Defendants argue that "individualized inquiries are necessary to determine whether — and which — members of Practice Management's proposed class were `successfully sent' a fax." R. 125 at 2. This argument can be broken down into two parts. First, there are the questions of whether faxes were successfully sent (for purposes of TCPA liability), and if so, how many total (for purposes of calculating statutory damages). Class members can make a prima facie showing as to both of these questions based on common evidence: the ProFax invoices showing both that faxes were successfully sent and the total number of faxes successfully sent as part of each broadcast.
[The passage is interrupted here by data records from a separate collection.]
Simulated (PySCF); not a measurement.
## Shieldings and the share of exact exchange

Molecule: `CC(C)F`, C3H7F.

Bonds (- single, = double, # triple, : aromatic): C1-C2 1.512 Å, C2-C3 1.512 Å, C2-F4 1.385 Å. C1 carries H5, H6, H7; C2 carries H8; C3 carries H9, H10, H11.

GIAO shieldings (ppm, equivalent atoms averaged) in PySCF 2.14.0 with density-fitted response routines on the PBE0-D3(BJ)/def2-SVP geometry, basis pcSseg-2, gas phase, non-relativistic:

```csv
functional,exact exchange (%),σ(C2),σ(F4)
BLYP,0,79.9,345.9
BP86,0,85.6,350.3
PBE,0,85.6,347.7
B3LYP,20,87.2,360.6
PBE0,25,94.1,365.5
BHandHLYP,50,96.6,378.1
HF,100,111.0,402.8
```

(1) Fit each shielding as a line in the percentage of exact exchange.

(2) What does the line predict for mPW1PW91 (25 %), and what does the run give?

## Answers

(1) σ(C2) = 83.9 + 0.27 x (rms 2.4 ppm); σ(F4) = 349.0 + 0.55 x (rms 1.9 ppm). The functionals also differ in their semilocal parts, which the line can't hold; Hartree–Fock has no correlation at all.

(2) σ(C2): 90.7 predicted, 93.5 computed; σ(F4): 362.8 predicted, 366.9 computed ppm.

To the extent defendants challenge the reliability of the ProFax invoices to make such a showing (see R. 125 at 14), that position is foreclosed by the Seventh Circuit's decision in Turza. There, like here, a fax broadcasting company sent the faxes, and data from that company showed the total number of faxes "delivered successfully" (in that case, 8,630 of 11,945 faxes attempted). 728 F.3d at 684-85. The Seventh Circuit explained that "no reasonable juror could conclude that these data are inaccurate." Id. The district court appropriately calculated damages by subtracting the total number of faxes received by class members who opted out (200) from the total number delivered successfully (8,630), and multiplying the resulting 8,430 number by the statutory penalty. Id. There was "no need for recipient-by-recipient adjudication,
The second part of Practice Management's argument goes to class member identification — i.e., identifying to whom the faxes were sent. It is with respect to this issue that the absence of the fax transmission logs showing who successfully received the faxes presents a problem. As described in the petition for certiorari in Sandusky, courts of appeals are split as to whether class identification issues like this one pertain to class ascertainability, predominance, or superiority. Sandusky, petition for cert. at 22-29 (U.S. Dec. 4, 2017) (No. 17-803). But the Seventh Circuit's position on this issue is clear. It squarely held in Mullins that class identification issues relate to "superiority" under Rule 23(b)(3). 795 F.3d at 664; see also Birchmeier, 302 F.R.D. at 253-54 ("arguments about whether someone belongs in the classes do not speak to whether common questions predominate among class members; those who are in the classes will be those who can document that they meet the class definitions. Rather, these arguments go to whether an individual may join the classes," which "is more appropriately addressed under the manageability" component of the superiority requirement). The Court therefore addresses this question as part of its superiority analysis below.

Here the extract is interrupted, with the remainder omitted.